After reading the OpenCL 1.1 standard I still can’t grasp whether in-order command queue does guarantee memory visibility for any pair of commands (not only kernels) according to their enqueueing order.
OpenCL standard 1.1 section 5.11 states:
If the CL_QUEUE_OUT_OF_ORDER_EXEC_MODE_ENABLE property of a command-queue is not set, the commands enqueued to a command-queue execute in order. For example, if an application calls clEnqueueNDRangeKernel to execute kernel A followed by a clEnqueueNDRangeKernel to execute kernel B, the application can assume that kernel A finishes first and then kernel B is executed. If the memory objects output by kernel A are inputs to kernel B then kernel B will see the correct data in memory objects produced by execution of kernel A.
What about clEnqueueWriteBuffer (non-blocking) and clEnqueueNDRangeKernel enqueued after, which uses that buffer contents?
AFAIK, ‘finishes execution’ does not imply that corresponding writes are visible (due to relaxed consistency). For example, section 5.10 states specifically:
The clEnqueueBarrier command ensures that all queued commands in command_queue have finished execution before the next batch of commands can begin execution. The clEnqueueBarrier command is a synchronization point.
In other words, should I rely on other ‘synchronization points’-related rules (events, etc.), or I get memory synchronization out-of-the-box for all the commands in an in-order queue?
In-order queues insert barriers implicitly. You should only bother about synchronization if you use multiple queues or out-of-order queues.
Thank you! Could you guide me as of how I could be sure the OpenCL 1.1 standard states directly that? In other words, where could I find an evidence, that ‘In-order queues insert barriers implicitly’?
The snippet you copied states “commands enqueued to a command-queue”. “Command” implies every function with “Enqueue” in its name. Worth noting, “submission” is not the same as “execution”: if you submit two kernels that use the same READ_ONLY buffer but write into separate buffers, your runtime may decide to execute both in parallel even on in-order queues.
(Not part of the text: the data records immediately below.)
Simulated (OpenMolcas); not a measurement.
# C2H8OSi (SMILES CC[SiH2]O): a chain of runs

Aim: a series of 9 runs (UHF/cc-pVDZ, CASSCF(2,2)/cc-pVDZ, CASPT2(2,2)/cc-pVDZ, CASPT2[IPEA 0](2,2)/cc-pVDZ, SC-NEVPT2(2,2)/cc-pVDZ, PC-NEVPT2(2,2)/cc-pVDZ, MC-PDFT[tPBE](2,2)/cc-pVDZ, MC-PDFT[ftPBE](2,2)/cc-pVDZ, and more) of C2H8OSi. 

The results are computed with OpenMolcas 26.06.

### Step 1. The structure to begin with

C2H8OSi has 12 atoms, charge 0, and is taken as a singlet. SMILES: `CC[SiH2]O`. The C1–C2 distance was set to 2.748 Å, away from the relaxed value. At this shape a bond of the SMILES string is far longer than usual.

The problem with the quotes that I find worth considering is that ‘in-order’ is related strictly to the ‘command execution order’, but there is no clear relation to memory visibility between commands (in general case) because of that ‘for example statement’, which talks about visibility also, but for kernels only. I can’t find any notion of ‘implicit synchronization points’ for such queues in the standard. I can’t simply imply that ‘finished execution’ means ‘writes of this command are visible’, because the term ‘end of execution’ has no meaning described in the text.
Frankly, I’ve never thought of it this way. From purely practical standpoint, “command is finished” means “the OpenCL device is in well defined state the runtime can reason about”. If the standart would allow a driver to use an invalid memory object Vulkan style, it’d make the whole concept of a command queue meaningless: why not simply send commands to a cl_device directly?
Things that you are saying are reasonable, no doubt. What confuses me is that such a clear definition of ‘command is finished’ is not so hard to add to the glossary of the standard, but it’s not there. Looks like all I’ve got as a developer is ‘common sense’ reasoning, which is implied. Nevertheless, thank you for your time.